In the video posted Tuesday night, Tom Austin, who is white, said he was going to call 911 on the group. (He ended up calling the building's property manager instead.)

On Wednesday afternoon, Austin said he messed up. He had an office at the Mozaic East building in Uptown for his company, F2 Group. The office building is owned by the Ackerberg Group.

"Should have handled it differently," he said in an e-mail. "Not my job to have done anything."

Top Figure, a Minneapolis-based social media and branding agency, posted the video to its Instagram account saying that it showed racial profiling in action. The company is a member of the WeWork co-working space in the building. The men were working out in the gym in the building when Austin confronted them.

"I'm Tom Austin," the man says in the video. "I'm a tenant in the building — are you?"

The men in the group, who are black, respond that they are all tenants. Austin demands to know which office they work in. They respond that they don't have to tell him. He says he's going to call 911.

"As you guys can see, we're dealing with racism here," one of the voices says in the video.

The men who work at Top Figure could not be reached for comment.

Austin, who was a vocal critic of renaming Lake Calhoun to Bde Maka Ska, said in an interview Wednesday that he regretted saying anything to the men and insisted he was not being racist.

He said the building had recently sent out an e-mail reminding them that only tenants were allowed to use the gym and other amenities in the building. He said he was suspicious that the men were not all tenants because he saw one person in the group of five men using his key fob to let others into the bathroom and other doors.

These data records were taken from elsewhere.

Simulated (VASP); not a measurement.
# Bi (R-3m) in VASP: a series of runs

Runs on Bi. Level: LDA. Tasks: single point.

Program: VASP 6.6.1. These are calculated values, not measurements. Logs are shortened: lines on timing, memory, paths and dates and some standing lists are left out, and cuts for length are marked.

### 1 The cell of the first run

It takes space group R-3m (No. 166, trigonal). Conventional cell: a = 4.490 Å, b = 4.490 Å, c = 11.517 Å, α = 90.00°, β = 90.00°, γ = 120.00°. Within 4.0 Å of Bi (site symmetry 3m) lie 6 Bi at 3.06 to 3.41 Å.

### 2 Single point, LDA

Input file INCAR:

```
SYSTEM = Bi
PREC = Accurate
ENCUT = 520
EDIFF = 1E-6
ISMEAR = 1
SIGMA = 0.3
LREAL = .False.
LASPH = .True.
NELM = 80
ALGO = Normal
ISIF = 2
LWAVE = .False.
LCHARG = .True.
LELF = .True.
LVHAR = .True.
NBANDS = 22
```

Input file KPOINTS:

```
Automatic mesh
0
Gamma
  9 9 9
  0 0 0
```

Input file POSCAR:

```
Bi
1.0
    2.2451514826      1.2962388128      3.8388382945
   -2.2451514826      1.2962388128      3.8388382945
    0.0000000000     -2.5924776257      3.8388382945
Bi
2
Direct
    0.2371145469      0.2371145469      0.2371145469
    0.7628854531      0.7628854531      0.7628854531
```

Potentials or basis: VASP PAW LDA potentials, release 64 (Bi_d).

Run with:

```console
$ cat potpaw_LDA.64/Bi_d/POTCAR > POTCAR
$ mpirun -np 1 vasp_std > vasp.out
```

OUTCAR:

He said they became "aggressive" when he confronted them.

"There's a whole bunch of people who don't appear to be" part of the building using the gym, he is heard saying on the phone in the video.

He said a maintenance person ended up coming and talking to the group and then left.

In its social media post, Top Figure noted that it pays rent to work in the building. It also said the entrepreneurs do not often speak out about the racial profiling and age discrimination they face.

"We are sick and tired of tolerating this type of behavior on a day-to-day basis, and we feel that we had to bring light onto this situation," they wrote.

The social post generated more than 3,000 comments and more than 20,000 likes by Wednesday afternoon and also was being widely shared on Twitter.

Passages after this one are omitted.